Eat Like a Roman, Part 2

01.15.08

Maybe you’ve never heard of garum before. It’s certainly not as common as ketchup or soy sauce, but it once had a similar function. As we learned recently in the ruins of Pompeii — where fast-food stands called thermopolia sold dates, olives, cheese, bread, lentil soups, and meat stews — the Romans dumped garum on nearly everything. They made the fermented fish sauce by soaking anchovies (heads, tails, guts, and all) in concentrated sea water. The creature deployed was Engralis encrasicholis, a Mediterranean species, known in modern Italy as alice or acciuga.

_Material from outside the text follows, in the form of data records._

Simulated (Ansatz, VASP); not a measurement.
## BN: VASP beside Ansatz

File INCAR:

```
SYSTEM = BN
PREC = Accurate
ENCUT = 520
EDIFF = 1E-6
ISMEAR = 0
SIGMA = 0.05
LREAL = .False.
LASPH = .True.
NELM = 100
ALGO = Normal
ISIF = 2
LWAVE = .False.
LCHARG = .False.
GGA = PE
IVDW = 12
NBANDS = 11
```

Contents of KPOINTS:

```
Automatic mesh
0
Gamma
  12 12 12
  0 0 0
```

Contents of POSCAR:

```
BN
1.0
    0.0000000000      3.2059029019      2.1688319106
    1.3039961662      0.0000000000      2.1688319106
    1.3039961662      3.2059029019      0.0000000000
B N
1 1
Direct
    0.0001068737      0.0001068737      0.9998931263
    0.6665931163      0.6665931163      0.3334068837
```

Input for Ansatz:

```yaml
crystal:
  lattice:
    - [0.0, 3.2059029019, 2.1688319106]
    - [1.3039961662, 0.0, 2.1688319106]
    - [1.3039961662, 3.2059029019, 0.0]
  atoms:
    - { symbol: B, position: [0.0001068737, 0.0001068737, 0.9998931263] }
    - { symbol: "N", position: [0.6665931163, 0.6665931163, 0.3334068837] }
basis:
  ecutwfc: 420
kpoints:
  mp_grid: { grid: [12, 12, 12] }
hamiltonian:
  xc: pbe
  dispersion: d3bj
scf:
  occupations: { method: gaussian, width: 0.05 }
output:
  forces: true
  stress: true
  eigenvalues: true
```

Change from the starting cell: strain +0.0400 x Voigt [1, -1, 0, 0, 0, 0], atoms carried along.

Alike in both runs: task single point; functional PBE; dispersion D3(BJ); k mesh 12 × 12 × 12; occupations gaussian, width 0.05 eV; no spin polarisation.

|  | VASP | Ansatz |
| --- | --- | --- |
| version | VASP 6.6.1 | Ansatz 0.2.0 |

Until recently, I could only fantasize about the pungent flavor of garum. Then one day, as I wandered disconsolately in my local Italian supermarket, New York City’s Buon Italia, I stumbled on a display of thin bottles that seemed to be stoppered with brown paper. The label read simply “Garum,” and specified that the product was an extract of alici. The ingredients list read, somewhat redundantly: salt, anchovies, salt.

I uncorked the bottle and took a whiff. It was like being swatted across the nose with a dead crab. I licked a drop off my finger, and the taste was silky and salty, but with a funky aftertaste that sent me running for a glass of club soda. I immediately resolved to bring some home and put it on everything I ate. I would eat like a Roman for at least one day.

The next day, I arose and put a couple of drops in my morning coffee. Now, my homemade coffee is never that good, but the garum made it taste worse, as if it had been made with tap water from one of those Caribbean islands where the drinking water is imperfectly desalinated. I then made a batch of oatmeal for breakfast, putting a few drops of garum in the cooking water. The result was more interesting, though I’ve never been fond of eating fish for breakfast, as they do in England, the Netherlands, and parts of China.

Lunch found me eating sliders, and here the garum added depth to the flavor, with the fishiness eclipsed by Russian dressing, onions, and the intense beefiness of the burgers. In fact, the garum functioned like a sort of organic MSG, but without the ensuing twitching and headaches that some people experience when they eat foods containing the chemical. I managed to not eat again until dinner, at which point I put a few drops in the pasta cooking water, as had been suggested on the label of the bottle. It worked its subtle magic on the pasta, as it had on the sliders.

That evening, I smuggled some into the movie theater, where I went to see Juno with some friends. When the giant box of popcorn was passed, I put a few drops onto the snowy kernels, which were already so salty that nobody noticed. What they did notice, however, was when the bottle started leaking in my pants pocket. “You need to go take a bath, dude,” one of my friends observed as I slunk out of the theater.